B. Geothermal Resources
Geothermal energy resources result from complex geologic processes that lead to heat concentration at accessible depths.(7) The different forms of geothermal energy resources--hydrothermal, hot dry rock, geopressured, magma, and earth heat--all result from this concentration of Earth's heat in discrete regions of the subsurface. Temperature within the Earth increases with increasing depth (Figure 19). Highly viscous or partially molten rock(8) at temperatures between 1,200 and 2,200°F (650 to 1,200°C) is postulated to exist everywhere beneath the Earth's surface at depths of 50 to 60 miles (80 to 100 kilometers), and the temperature at the Earth's center, nearly 4,000 miles (6,400 kilometers) deep, is estimated to be 7,200°F (4,000°C) or higher. Heat flows constantly from its sources within the Earth to the surface.
Three sources of internal heat are most important: (1) heat released from decay of naturally radioactive elements; (2) heat of impact and compression released during the original formation of the Earth by accretion of in-falling meteorites; and (3)

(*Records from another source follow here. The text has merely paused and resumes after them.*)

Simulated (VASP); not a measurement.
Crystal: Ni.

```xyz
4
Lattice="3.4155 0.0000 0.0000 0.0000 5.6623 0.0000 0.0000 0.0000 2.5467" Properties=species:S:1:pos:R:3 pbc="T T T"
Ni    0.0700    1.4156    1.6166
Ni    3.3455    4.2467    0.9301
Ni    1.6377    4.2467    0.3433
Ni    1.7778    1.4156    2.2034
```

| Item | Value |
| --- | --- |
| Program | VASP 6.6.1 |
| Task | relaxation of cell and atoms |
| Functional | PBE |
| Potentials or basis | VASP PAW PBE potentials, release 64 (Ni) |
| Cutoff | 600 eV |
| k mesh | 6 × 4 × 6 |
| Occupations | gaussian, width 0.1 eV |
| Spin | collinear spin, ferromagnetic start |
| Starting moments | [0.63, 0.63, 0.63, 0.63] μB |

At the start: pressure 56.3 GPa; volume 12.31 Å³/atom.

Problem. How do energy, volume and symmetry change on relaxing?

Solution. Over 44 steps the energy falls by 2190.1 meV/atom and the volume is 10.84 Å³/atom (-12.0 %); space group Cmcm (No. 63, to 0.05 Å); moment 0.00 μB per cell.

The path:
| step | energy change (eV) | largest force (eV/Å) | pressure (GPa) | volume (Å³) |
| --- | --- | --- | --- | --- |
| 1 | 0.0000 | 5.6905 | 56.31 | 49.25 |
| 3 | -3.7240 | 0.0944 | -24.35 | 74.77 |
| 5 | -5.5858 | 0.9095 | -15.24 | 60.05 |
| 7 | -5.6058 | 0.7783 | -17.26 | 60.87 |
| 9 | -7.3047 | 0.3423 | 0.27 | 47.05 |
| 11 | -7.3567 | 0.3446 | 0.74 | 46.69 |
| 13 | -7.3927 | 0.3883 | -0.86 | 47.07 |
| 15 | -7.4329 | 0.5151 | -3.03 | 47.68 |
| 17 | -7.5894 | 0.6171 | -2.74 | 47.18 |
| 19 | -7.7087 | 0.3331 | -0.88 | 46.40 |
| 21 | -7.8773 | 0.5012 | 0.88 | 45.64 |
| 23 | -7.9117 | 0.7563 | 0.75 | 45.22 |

heat released from the sinking of abundant heavy metals (iron, nickel, copper) as they descended to form the Earth's core.An estimated 45 to 85 percent of the heat escaping from the Earth originates from radioactive decay of elements concentrated
in the crust.(9),(10) The remainder results from slow cooling of the Earth, with heat being brought up from the core by convection in the viscous mantle.(11)
The different forms of geothermal resources have different characteristics that are important to geothermal energy development:
- Hydrothermal resources are steam or hot water reservoirs that can be tapped by drilling to deliver heat to the surface for thermal use or generation of electricity. Technologies to tap hydrothermal resources are proven commercial processes. Dry steam resources are relatively rare.
- Hot dry rock resources are defined as heat stored in largely impermeable rocks (Figure 20). Access to these resources involves fracturing rock injecting cold water own one well, circulating it through the hot fractured rock, and drawing off the now hot water from another well. Since the current technologies are entering a development phase, this is not a commercial process at this time.
- Geopressured resources consist of deeply buried brines at moderate temperature that contain dissolved methane. Three sources of energy are available: thermal, mechanical, and chemical (methane gas). While technologies are available to tap geopressured brines, they are not currently economically competitive. No funds are currently being directed toward accessing these resources.
- Magma (molten rock) resources offer extremely high-temperature geothermal opportunities, but existing technology does not allow recovery of heat from these resources.
- Earth heat itself can be used as the source and/or sink of heat for the operation of geothermal heat pumps, a proven technology.